A bigger-than-expected interest rate cut by India’s central bank has bolstered the outlook for stocks in one of the world’s top emerging markets. The half percentage point reduction in borrowing costs just before the festival season when demand usually perks up, should provide a shot in the arm to companies.

Factors that drove the Reserve Bank of India to slash the repo rate to 6.75 per cent, the lowest in 4-1/2 years, included muted global commodity prices outlook caused by China’s slowdown, sputtering domestic growth and little threat from food inflation despite deficient monsoon rains that have dented farm output.

Immense pressure by the political leadership in New Delhi also tipped the scales for the big rate reduction. “Clearly this was about, given the state of the economy, how can we move forward,” RBI Governor Raghuram Rajan told a news conference, underlining the central bank accepted the need to revive investment amid concern that growth was losing momentum.

But Rajan, a former chief economist at the International Monetary Fund, was not amused when asked if he felt like Santa Claus. “My name is Raghuram Rajan, and I do what I do,” he shot back, indicating he was his own boss.

The central bank lowered its growth forecast for India to 7.4 per cent in the current financial year to March 2016, from 7.6 per cent previously and well below New Delhi’s target of 8-8.5 per cent.

Although Rajan later told a TV channel that there was scope for more monetary easing, most economists believe this would come only in 2016.

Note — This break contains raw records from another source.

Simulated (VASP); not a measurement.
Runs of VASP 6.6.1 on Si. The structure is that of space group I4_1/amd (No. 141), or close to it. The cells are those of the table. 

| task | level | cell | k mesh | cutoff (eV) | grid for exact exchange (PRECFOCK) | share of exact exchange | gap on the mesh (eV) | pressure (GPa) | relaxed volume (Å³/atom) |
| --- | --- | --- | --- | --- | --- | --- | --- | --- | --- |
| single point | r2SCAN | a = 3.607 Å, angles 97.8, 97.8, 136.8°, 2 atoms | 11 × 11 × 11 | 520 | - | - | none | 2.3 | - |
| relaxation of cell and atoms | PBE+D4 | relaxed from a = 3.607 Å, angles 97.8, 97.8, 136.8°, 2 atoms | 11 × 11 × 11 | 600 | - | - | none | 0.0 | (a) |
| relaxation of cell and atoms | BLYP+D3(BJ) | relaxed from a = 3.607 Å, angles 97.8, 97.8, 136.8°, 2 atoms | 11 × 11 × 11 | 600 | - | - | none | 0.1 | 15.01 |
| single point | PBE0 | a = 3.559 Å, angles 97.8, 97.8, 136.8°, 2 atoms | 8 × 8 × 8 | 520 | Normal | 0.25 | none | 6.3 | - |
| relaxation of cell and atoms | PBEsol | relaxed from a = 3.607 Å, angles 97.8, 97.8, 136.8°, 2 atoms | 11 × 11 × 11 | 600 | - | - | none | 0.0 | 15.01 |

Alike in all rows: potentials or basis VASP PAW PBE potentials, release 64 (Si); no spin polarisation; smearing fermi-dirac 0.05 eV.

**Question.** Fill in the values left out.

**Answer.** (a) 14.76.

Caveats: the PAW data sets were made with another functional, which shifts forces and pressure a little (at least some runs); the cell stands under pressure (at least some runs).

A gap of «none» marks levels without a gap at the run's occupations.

“We think the RBI’s action is essentially to get ahead of market expectations, and use the window available before the Fed starts hiking rates,” Tushar Poddar, India economist at Goldman Sachs, said in a report.

“While the language is dovish, given the aggressive front-loading, and the optimistic inflation projections, there would need to be very significant downside surprises on headline inflation from its projections for the RBI to cut rates again, in our view.”

Stocks rally

Domestic investors swarmed the market after the rate cut, scooping up beaten-down shares such as Tata Steel, Larsen & Toubro, Bharat Heavy Electricals and Hindalco among others. However, foreign funds continued to be sellers as they battled redemption pressures, even though money managers were upbeat about the prospects for returns in the months ahead.

The top-30 Sensex climbed 1.4 per cent in the week to 26,220.95.

“India remains our number one pick in global emerging-market equities currently,” Jonathan Garner, the Hong Kong-based chief Asia and emerging-market strategist at Morgan Stanley Asia Ltd told Bloomberg after the rate cut. “We expect further outperformance on this news.”

Although Indian companies have been reluctant to invest in new capacities because of skittish demand, foreign direct investment has been robust thanks to the business-friendly government in New Delhi.

India was the top destination for foreign direct investment in the first half of 2015, pipping China by a margin of about $3 billion (Dh11 billion) and beating the US by $4 billion, according to London-based Financial Times data.

“With midyear data on greenfield FDI now in, 2015 looks to be a milestone year for India following its impressive performance in 2014,” the Financial Times said.

India has also climbed 16 notches in the World Economic Forum’s global competitiveness ranking to 55.

“As a factor-driven economy, India seems to be on the right path, as the study shows it has improved in 10 out of the 12 broad pillars of competitiveness. This progress is noteworthy, especially since it comes after five years of declining rankings,” Anindya Bhowmik at PhillipCapital said in a report.

“The most important takeaway of this data as well as ease of business study is the emphasis of the current government on objective measurement of output and the willingness to compete against global peers under the same framework.”

Earnings awaited

A business survey showed that manufacturing activity in September slowed more than expected to a seven-month low because of softening demand and output, which would hurt quarterly earnings due in the coming weeks.

The Nikkei Manufacturing Purchasing Managers’ Index, compiled by Markit, fell to 51.2 in September from 52.3 in August and against predictions of 52.0.

“Despite having been supported by sustained increases in new work, growth of Indian manufacturing production in September was weighed down by a difficult economic climate,” said Pollyanna De Lima, economist at Markit.

However, the input prices subindex dropped to its lowest since February 2009, owing to falling commodity prices, and manufacturers in turn passed on the lower cost to customers.

“Input costs decreased for the second month running in September, a situation not seen since the financial crisis. This provided firms with more room for price negotiation and selling prices were lowered on average, improving manufacturers’ competitiveness,” De Lima said.

Software bellwether Infosys Ltd will kick off the quarterly earnings parade, among major companies, on October 12.

Sandeep Muthangi and Nandish Dalal, analysts at IIFL Institutional Research, said that although software companies were likely witnessing better demand environment due to digital-related services and an improvement key US markets, stability in pricing was essential for growth to accelerate.

“In second quarter of 2015-16, we expect revenue growth and margins to be polarised among IT vendors. We expect Infosys to witness the best revenue growth due to strong momentum,” they wrote in a report.

Analysts at Religare expect Infosys, which has nearly 176,000 employees on its rolls, to maintain its full-year revenue growth guidance of 10-12 per cent in constant currency terms.

 

The writer is a journalist based in India.